Brenda Wolf's Horse Campaign

by Margaret Gray

Aurora — Pastel, 50 x 38, by Brenda Wolf

Brenda Wolf stands a proud 5-feet, 1-inch tall, and paints horses on cotton paper measuring 4-feet, 2-inches high. What makes this notable is the sight of 13 square feet of canvas filled with just a horse’s head. "I paint in such a large scale because I want to emphasize the personality in the animal," Wolf says. "So I focus on the head, expression, and eyes."

But to summarize Brenda Wolf’s art by saying that she likes to paint big horse heads would be missing the point – in a big way. The monumental size is simply a result of the intensity and urgency she feels to share her vision. The exceptional power of these paintings lies in the artist’s obsession with capturing what the horse represents to her.

While many artists draw inspiration from nature and the landscape around them, Wolf’s fascination is the emotional landscape within herself. To that end she has found expression through painting animals which each signify a particular aspect of her psyche. "Chariots of emotion" is how Wolf refers to her compelling series of animal portraits. "Each animal represents a completely different emotion to me," she explains. Grizzlies express her raging inner demons; polar bears are her unshakable resolve to seek peace and happiness; eagles, with their fierce integrity, represent empowerment.

Horses joined her menagerie as the expression of strength, power, and fearlessness. One day she found herself painting a magnificent chestnut battle horse. Viewing the completed face of Troy, as she titled this warrior, Wolf was amazed by the end product. "He changed something in me," she says, "and that has not left me. I feel more confident, bolder...stronger somehow...from painting horses. They give me such pride and confidence."

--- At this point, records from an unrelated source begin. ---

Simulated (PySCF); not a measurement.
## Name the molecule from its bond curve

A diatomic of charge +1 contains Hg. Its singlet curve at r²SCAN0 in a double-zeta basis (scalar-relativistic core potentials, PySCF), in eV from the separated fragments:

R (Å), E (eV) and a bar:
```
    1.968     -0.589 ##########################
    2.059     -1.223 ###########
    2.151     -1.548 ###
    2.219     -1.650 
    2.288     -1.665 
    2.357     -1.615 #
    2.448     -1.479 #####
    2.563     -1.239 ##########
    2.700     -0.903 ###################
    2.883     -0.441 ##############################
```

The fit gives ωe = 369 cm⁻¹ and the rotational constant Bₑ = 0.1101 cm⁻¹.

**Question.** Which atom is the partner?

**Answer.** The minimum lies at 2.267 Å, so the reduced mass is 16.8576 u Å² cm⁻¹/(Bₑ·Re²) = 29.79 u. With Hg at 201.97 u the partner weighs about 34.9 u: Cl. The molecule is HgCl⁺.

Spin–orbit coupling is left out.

She cites the heroic nature of horses as the inspiration for this confidence. "The horse is showing me that now I can stand up for who I am and what I believe in." This deep sense of individualism is reflected in how Wolf imbues each of her horses with unique personality. She names them for the Greco-Roman gods, reflecting their awe-inspiring quality and transcendent nobility. Morpheus, Aphrodite, and a rugged Zeus who glances back with a piercing stare, as if to convey there is no hiding from these all-knowing creatures.

Apollo epitomizes Wolf’s archetypal depiction of the horse. In almost any setting, this work commands attention. The stark background gives the viewer no place else to look but at the head, which looms four feet tall. The face and neck musculature is crammed with enough power to convey the horse’s overall strength and athleticism. The pastel paint captures the velvet texture of the skin, the liquid orb of the eye, and the flowing strokes of the mane. Wolf emphasizes that which interests her – texture, mood, and composition – dispensing with all else, including anatomical realism.

Wolf admits to a lifelong affection for horses. She rode western as a child in upstate New York, and learned to ride English as an adult while living and working in the competitive environment of the New York art scene in Manhattan, where she enjoyed Central Park on hoof. Despite her roots on the East Coast, she felt the pull of the West, and after numerous trips and vacations spent in Big Sky country, she relocated to Montana in 1998.

Wolf likes to think of these equine paintings as her "Horse Campaign", a heartfelt mission to capture the allure of these majestic beasts. She does not foresee the campaign ending anytime soon. "They are a force I cannot keep away from," she says. For Brenda Wolf, horses are the embodiment of strength, grace, and nobility in one dynamic form. And every horse she paints represents a personal adventure. "Each time I begin a new horse painting, I feel as if I am unleashing the horse from the paper. Once the eye and muzzle are drawn, the horse takes breath. Then the horse and I are on for the ride of our lives!"